Human rights news and comment

December 04, 2009

Human rights news and comment

December 04 2009

by CCB team

By Jon Lloyd

The latest ‘Let’s Clean up Fashion’ report makes interesting reading. It highlights the wide variety in approach among fashion retailers in addressing the concept of a living wage. For some, it seems, this has yet to register on the radar as an issue – still! While, encouragingly, it is something that other companies seem to take very seriously indeed. However, there is a problem when companies take action in isolation and develop their own individual approach. This can lead to confusion throughout the value chain, from supplier through to end consumer, as to where companies stand, or how they compare, on the issues and the progress they make.

For me, the most interesting observation in the report is how, by working together with other companies and stakeholders (e.g. Trade Unions and NGOs) through programmes like the Ethical Trading Initiative, companies are more likely to develop an effective approach to an issue. As the report states “a multi-stakeholder initiative is the most effective means of pursuing a collaborative approach… those brands and retailers developing the most interesting projects are also those who have been engaged in the ETI”.

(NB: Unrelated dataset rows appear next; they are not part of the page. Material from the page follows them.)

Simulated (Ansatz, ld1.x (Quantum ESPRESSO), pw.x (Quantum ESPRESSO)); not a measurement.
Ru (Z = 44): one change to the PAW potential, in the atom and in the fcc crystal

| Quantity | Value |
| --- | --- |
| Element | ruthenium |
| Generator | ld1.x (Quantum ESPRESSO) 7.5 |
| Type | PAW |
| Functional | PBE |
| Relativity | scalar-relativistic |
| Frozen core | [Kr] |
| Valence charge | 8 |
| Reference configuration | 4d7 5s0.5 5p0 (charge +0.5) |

Companies that collaborate in this way realise that they do not operate in a vacuum and that by combining their efforts they can improve their own approach and have a greater impact. At Corporate Citizenship we have seen this work successfully in the community investment field through the London Benchmarking Group, which helps ensure that companies do not reinvent the wheel, that they embed a common and therefore comparative approach, and help develop a common language.

There is something profoundly depressing about the continued regularity and inevitability of stories that report exploitation of workers, particularly it seems in food and fashion production. Yet, it is at least a little encouraging that leading companies are finding ways to collaborate on key issues to, hopefully, reduce the occurrence.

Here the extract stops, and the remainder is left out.